Do Liverpool Need the Cups?

Do Liverpool Need the Cups?
January 29, 2015 Paul Tomkins

By Paul Tomkins.

Given that the role of momentum in sport may be overplayed, it’s difficult to know whether cup runs are important. It’s always nice to win silverware, but if that silverware has no great meaning – if it has been devalued (or never was of value) – then it becomes a question of resource management. That is why so many clubs who don’t have big squads are choosing to play it safe.

Let’s be clear: Liverpool FC doesn’t exist to win trophies; it exists to win meaningful trophies. (There are plenty of lower league trophies if the club wants to drop down the divisions.) And it also exists to be part of the big occasions. Indeed, it exists to make people happy.

Last night Liverpool faced a tough test: going away to a highly-motivated full-strength Chelsea side in a semi-final. It ended in defeat, in extra-time, but to me it was further proof of a team that had been unravelling earlier in the season now finding its true identity.

Indeed, I believe that the Liverpool we’ve seen in recent weeks is actually in many ways better than last season. Last season Liverpool attacked supremely but could not defend. The team of the past couple of months has managed to both attack and defend very well indeed, but the crucial difference to last season is the lack of a natural goalscorer; currently there are none, whereas last season there were two. But as a team it somehow makes more sense right now.

If Rodgers can get Sturridge back into the side without losing the increasingly impressive influence of Coutinho then there’s cause for great optimism. Unlike Sterling, who can raid down the wings, Coutinho needs to be central, otherwise he grows peripheral. The two youngsters currently spearheading the Reds’ attack – aged 20 and 22 – will, I believe, become better finishers in time (stats I’ve shared before show how most goalscorers start out slowly), but right now they are erratic to say the least. Neither can generate much power, but they’ll hopefully become ‘cuter’ finishers with experience.

When Liverpool were losing games earlier in the season it all looked wrong. There was no style, no cohesion, no understanding. But Rodgers, who deserved some (if not all) of the criticism for the first half of the campaign, has reinvented the side in a new formation, and the balance looks beautiful. Suddenly Lucas is back to his old best (albeit tired in extra-time), Henderson is growing in stature, Can is playing like an old-head at the back (he can defend and attack), while Sakho, before injury struck, looked like a rock (but of course, he misplaced a pass so he must be rubbish, etc.)
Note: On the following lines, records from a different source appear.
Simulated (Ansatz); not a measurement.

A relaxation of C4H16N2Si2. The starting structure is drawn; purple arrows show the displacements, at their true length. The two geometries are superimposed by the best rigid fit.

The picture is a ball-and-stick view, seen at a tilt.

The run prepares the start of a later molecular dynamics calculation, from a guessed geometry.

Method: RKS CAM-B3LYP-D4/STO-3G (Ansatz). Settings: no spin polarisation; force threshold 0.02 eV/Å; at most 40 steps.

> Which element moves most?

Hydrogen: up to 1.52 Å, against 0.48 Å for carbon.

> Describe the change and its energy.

Coutinho looks like the kind of player he has always promised to be, and Markovic has been a revelation as a wingback. Even Mignolet looks reborn as a more aggressive character, eager to solve the goalkeeping ‘crisis’ by addressing his weaknesses.

Liverpool come away from two games against Chelsea with ‘nothing’ – no trophy, not even a final – but they emerge with the look of a good side; one that created the better chances over the two legs and were denied by world-class keeping, and one that didn’t concede a shot on target in the first 135 minutes other than a penalty. Indeed, the Reds were able to go toe-to-toe with Mourinho’s Chelsea over two legs, in the way they used to under Rafa Benítez.

Cup Tired

It’s hard to argue that big games against good opposition, from home and abroad, are bad for any player’s development. Clearly it’s a good thing in isolation, to be tested in such arenas; just as it is to play in cup finals (even League Cup Finals). The more you do something that initially makes you nervous the more accustomed to it you should become. It doesn’t mean that it eradicates all chance of freezing on the big occasion, but the first time you do something you can feel overwhelmed. In terms of player development, the good news is that further cup games await. But cup games can mean bad news, too.